Biblical marriage is defined as the union of one man and one woman, according to God’s design as described in the Bible, and overseen by the local church. Some of the key characteristics of sacred marriage include:

  • It unites two believers.
  • The union is permanent, until one of the partners dies or is proven to be unfaithful.
  • The union conveys all of the spiritual blessings mentioned above, but is independent of any civil or governmental sanctions or benefits.

Since Biblical marriage is independent of civil marriage, married partners may need to pursue civil recognition of their union in order to obtain benefits that flow from the civil union. These include tax advantages, insurance benefits, inheritance matters, and rights pertaining to spouses and children.

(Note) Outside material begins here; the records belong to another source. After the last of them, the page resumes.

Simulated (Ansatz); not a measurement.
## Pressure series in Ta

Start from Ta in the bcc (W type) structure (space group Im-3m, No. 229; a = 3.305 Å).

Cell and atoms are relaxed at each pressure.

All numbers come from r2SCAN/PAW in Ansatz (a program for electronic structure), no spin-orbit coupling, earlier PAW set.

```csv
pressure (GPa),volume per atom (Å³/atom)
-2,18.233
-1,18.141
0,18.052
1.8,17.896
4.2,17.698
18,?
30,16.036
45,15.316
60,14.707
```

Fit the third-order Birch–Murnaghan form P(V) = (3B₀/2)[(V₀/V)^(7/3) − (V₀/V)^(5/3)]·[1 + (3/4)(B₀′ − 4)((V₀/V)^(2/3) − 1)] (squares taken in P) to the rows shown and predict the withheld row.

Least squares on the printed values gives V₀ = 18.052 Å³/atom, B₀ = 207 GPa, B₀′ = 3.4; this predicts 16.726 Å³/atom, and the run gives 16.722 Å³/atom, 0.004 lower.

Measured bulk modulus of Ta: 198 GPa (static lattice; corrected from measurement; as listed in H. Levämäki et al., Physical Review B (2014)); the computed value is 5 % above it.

Further discussion is needed on the problem of spousal abuse, both physical and emotional. My opinion is that this requires separation of the partners until the problem is resolved, but it may also require divorce if the offending party is unrepentant. Divorce is biblically approved, but not required, for adultery. Other than these reasons, divorce should not take place in Biblical marriages. The frequency of divorce among Christians has been said to be the same as non-Christians, about 50%, though more recent statistics say it is closer to 30%. Even that rate is a disgrace. It indicates rampant infidelity in Christian marriages or an abandonment of the Biblical charge that the two should remain one.

Much work will be needed to make sacred marriage a meaningful alternative to civil unions. Right now many Christian marriages suffer from the same failings as secular marriages. Christian marriages have moved away from the auspices of the church. Some, perhaps many, Christian couples will object to the church having any authority over their union, especially its termination. Some will object to the exclusion of non-believers. Some will not understand the distinction between civil and holy matrimony. What church leader or organization will champion these changes, especially in the light of many denominations abandoning the Biblical definition of marriage?

To do nothing, however, is to give in to the secularization of marriage with all its ungodly variations. The shock of the recent rapid abandonment of traditional marriage may be just the push we need to inspire us to act.